Brown Mountain, in East Gippsland in Victoria, contains old growth forest with ancient trees, one carbon-dated to 600 years old. It is prime habitat for threatened species including the Long-footed Potoroo, Spot-tailed Quoll, Sooty Owl, the Large Brown Tree Frog, the Square-tailed Kite, and the Giant Burrowing Frog. It is also a hotspot for arboreal mammals, like the Greater Glider and the Yellow-bellied glider.

Environment East Gippsland (EEG) alleges that logging four coupes on Brown Mountain is unlawful because it breaches provisions to protect endangered and threatened species in the Victorian Sustainable Forests (Timber) Act 2004 and the Flora and Fauna Guarantee Act 1988. In particular EEG says that VicForests has failed to comply with the Code of Practice for Timber Production 2007.

In the 2006 election, the Bracks Labor Government promised to protect “the last significant stands of old growth currently available for logging”. Brown Mountain should clearly have been included but, instead, 20 hectares were logged in summer 2008-09. Threatened species surveys triggered a moratorium in February 2009 followed by more surveys over winter and spring and, in August 2009, an EEG survey camera recorded the presence of a Long-footed Potoroo, one of Victoria’s most endangered species, despite the government’s declaration – earlier that same day – that there were NO threatened species at Brown Mountain.

In September 2009, EEG successfully obtained an interim injunction against VicForests to prevent logging in the coupes. In granting the injunction, Justice Forrest likened photographs of logging to “pictures of the battlefields of the Somme”.

Already the case has delivered important precedents:

The Supreme Court refused VicForests’ application for up to $163,000 in security from EEG before a court injunction was granted to stop logging on Brown Mountain. Having to pay such a large sum would have stopped the community group being able to challenge critical habitat logging.

The interim injunction, granted late last year, was also a groundbreaking decision because no Victorian court has ever ordered an injunction on logging before.

However there are concerns that the Victorian Government could override a logging ban, if the EEG case is successful.
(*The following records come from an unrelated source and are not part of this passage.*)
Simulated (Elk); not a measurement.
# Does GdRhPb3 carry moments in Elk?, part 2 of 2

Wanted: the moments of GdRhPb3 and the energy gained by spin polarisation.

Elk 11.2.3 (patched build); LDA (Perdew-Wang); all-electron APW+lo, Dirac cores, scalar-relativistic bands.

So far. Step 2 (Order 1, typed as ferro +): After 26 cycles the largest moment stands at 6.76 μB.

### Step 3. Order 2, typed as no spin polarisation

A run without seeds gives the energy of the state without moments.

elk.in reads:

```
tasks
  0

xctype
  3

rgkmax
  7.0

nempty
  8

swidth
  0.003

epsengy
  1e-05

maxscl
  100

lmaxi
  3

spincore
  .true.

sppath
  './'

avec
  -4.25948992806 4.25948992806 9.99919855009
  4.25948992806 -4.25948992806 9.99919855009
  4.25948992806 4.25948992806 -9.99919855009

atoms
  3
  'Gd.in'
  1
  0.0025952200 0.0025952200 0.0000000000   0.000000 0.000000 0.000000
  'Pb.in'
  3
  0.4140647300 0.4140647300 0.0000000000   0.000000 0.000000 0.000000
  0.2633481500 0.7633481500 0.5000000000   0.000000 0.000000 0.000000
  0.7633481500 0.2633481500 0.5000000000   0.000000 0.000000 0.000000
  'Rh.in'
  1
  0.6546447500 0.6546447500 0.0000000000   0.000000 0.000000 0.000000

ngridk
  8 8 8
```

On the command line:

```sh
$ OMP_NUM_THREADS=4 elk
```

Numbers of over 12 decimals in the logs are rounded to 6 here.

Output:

Greens Leader Bob Brown successfully brought a court case to halt logging at the Wielangta forest in Tasmania because it threatened the endangered Swift Parrot, Tasmanian Wedge-tailed Eagle and Wielangta Stag Beetle. Then Prime Minister John Howard and Tasmanian Premier Paul Lennon amended the Regional Forest Agreement to permit logging to continue.

In 1998, logging at Goolengook in far eastern Victoria, the site of Australia’s longest running forest blockade from 1997 to 2002, was found to be unlawful because it was within a protected area next to a Heritage River. The Victorian government changed the law retrospectively to make the logging legal.